/ Outdoor bases in the US or Canada
Does anyone have any experience or well researched views or where in the US or Canada they would base themselves to enjoy the outdoors (easy climbing / mountaineering, canoeing, hiking and biking etc) between June - September?
I'm mid 40's and have saved up enough paid holiday to take four months off next year and I have begun looking at locations such as Colorado and British Columbia, but I would appreciate anyone's wisdom on specific locations and how expensive people found it. At the moment my research suggests that the cost of renting a flat or house, even some distance from the honeypot resorts, means that I'm looking at RV parks (some of which need to be booked 12 months in advance) and I'm also thinking of volunteering to help out with a conservation project for a couple of days a week whilst there, in order to meet people and just spend time outside.
Canada is normally cheaper than the US.
Squamish is an excellent base for all those activities and it's easy to meet partners/people in that town. I loved it when I was there a couple of years ago. The adventure hostel isn't that expensive but definitely more than camping, it depends what your budget is. Maybe even cheaper than renting an RV.
I don't know about the mountaineering at that time of year you may have to go further North, but it has everything else you want.
Hiking everywhere. Climbing everywhere. Whistler is <1hr drive and has world class mountain biking. Renting gear for the entire time won't be cheap in either if that's what you were thinking for bikes/canoes.
If I had 4 months I wouldn't stick to one place but I would road trip around, camping in the Parks and getting a motel/hotel room from time to time. North America is really set up well for this.
You're more likely to meet other climbers and outdoorsy types camping or in hostels than RV parks, probably cheaper too once you factor in the cost of everything.

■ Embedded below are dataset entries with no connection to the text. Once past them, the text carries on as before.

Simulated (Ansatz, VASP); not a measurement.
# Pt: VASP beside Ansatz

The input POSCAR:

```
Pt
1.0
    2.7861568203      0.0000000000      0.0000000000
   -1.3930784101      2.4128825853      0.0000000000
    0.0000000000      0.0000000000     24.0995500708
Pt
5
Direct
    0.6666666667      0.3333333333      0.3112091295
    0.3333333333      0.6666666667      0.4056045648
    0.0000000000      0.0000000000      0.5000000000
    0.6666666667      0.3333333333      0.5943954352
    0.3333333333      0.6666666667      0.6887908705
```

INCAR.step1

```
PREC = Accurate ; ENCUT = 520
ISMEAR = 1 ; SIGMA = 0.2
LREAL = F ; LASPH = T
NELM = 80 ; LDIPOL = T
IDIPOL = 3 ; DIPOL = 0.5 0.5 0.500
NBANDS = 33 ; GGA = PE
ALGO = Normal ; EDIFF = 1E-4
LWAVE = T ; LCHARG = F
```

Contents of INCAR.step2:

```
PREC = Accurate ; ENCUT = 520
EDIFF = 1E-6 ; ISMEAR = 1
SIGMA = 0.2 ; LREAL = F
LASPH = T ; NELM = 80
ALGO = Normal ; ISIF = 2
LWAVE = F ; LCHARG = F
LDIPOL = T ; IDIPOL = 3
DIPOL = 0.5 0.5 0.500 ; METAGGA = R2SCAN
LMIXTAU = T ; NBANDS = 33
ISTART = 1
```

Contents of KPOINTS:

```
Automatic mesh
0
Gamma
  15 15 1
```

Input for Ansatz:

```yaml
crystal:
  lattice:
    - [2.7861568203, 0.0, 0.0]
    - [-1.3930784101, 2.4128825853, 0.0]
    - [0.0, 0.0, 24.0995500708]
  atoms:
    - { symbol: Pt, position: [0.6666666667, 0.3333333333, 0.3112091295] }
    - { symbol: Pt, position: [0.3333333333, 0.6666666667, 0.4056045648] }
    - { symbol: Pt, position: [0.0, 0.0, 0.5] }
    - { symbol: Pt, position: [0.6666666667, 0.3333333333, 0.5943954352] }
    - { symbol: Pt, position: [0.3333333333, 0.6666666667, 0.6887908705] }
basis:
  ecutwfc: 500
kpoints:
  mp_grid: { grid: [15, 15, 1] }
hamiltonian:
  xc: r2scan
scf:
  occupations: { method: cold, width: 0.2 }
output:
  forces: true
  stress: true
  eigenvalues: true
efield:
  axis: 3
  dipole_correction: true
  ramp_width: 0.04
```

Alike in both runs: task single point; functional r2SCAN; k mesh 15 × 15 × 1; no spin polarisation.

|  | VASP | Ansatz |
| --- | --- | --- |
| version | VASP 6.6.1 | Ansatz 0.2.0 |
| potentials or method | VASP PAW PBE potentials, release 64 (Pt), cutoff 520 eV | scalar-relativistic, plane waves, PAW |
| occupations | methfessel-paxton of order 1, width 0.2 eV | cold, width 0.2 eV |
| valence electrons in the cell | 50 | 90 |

If you do road trip across both countries I would make sure to pick up and return the rental in the same country, or I would get separate rentals between countries
This might sound odd, but I would maybe start with deciding how well you cope with heat. Quite a bit of the US is *hot* during the summer, and depending on how you do in the heat you may struggle to get much done (I certainly would!) in many of the most common outdoor bases. Even in places in Colorado/Utah that are reasonably high altitude, the intensity of the sun makes the temps feel hotter than they actually are.
Anyway my suggestion to start things off* is Bellingham in northern Washington. It's not as roasting in the summer as other areas, it's a big enough city to have plenty of people to meet but not so big to be overly expensive or crowded, and the hiking/mtb/climbing is superb. No idea about canoeing but at the very least there is plenty of sea kayaking. And you'd be near enough to drive to Squamish if you wanted.
If you've not found it already, the website Craigslist is what Americans generally use to find cheap housing.
For the volunteering, a lot of ultramarathons in the US require runners to have completed a day of trail work in order to enter, so you could probably find a trail work day by checking race websites--in the Bellingham area, you could try the Cascade Crest 100 miler for info.
*It took me long enough to write this that someone else already gave you your first suggestion
Thanks both for your advice.
I've been skiing in Whistler and have spent a summer on the Canadian prairies, plus a couple of weeks in the desert close to LA, so I do have some experience of the temps and knowledge of the geography, but you've both given me some ideas to explore. I think I'm probable now look to break the first 3 months up by camping and RVing and then hopefully spend few weeks on the John Muir trail before coming home.
> Canada is normally cheaper than the US.
No, not really, but it does depend on the relative exchange rates.
One suggestion that is rarely mentioned is Whitehorse in the Yukon. It is a small city with a vibrant outdoor community where you will have access to hiking, biking, canoeing and mountaineering. I'm not sure about the climbing but I would find it difficult to believe that there isn't any.
You will also then be on the doorstep of some truly wild places such as the Peel River Watershed, Kluane National Park and the Wrangell National park in the US:
You will also be close to (Relatively - remember these places are huge in comparison to the UK) Dawson City and Skagway although both are tourist traps. You can also drop down into northern BC or cut across into the North West Territories.
The summer weather will be generally good although it will start to cool off in late August.
Oooh interesting, I had never heard of Whitehorse but I'm filing that one away for my own use!
I love the place although some of the smaller communities just outside such as Haines Junction or Carcross can be cool little places.
One other big advantage of Whitehorse is the very long summer days. A midnight sun is always a joy to behold
Unless you have a reason for staying put in one place, I would second the advice to perhaps move around and make a road trip out of it. I'd recommend you look at some of the lesser travelled areas that you couldn't easily get to on a shorter trip. The further away from other tourist climbers I've found myself, the more likely locals seem to take me in and show me around.
Two of my all time favourite places:
Worth looking at Boulder (https://www.mountainproject.com/area/105801420/boulder), Canmore and the Bow Valley (https://www.vertical-addiction.com/us/blogs/blog/the-vertical-addiction-guide-to-rock-climbing-in-t/), Estes Park and Rocky Mountain NP.
I've spent time in the Yukon which is absolutely incredible; wild, beautiful and welcoming. Dawson City would be the place to base yourself in my opinion. Better located and far more interesting than Whitehorse. And hardly a tourist trap – subjective of course! Yukon has some incredible mountaineering, horse riding, hiking and river adventures, but it's not the place to go for rock climbing...
I'd recommend you ask questions on Mountain Project rather than UKC, as then you'll get ideas from North Americans in the know.
> No, not really, but it does depend on the relative exchange rates.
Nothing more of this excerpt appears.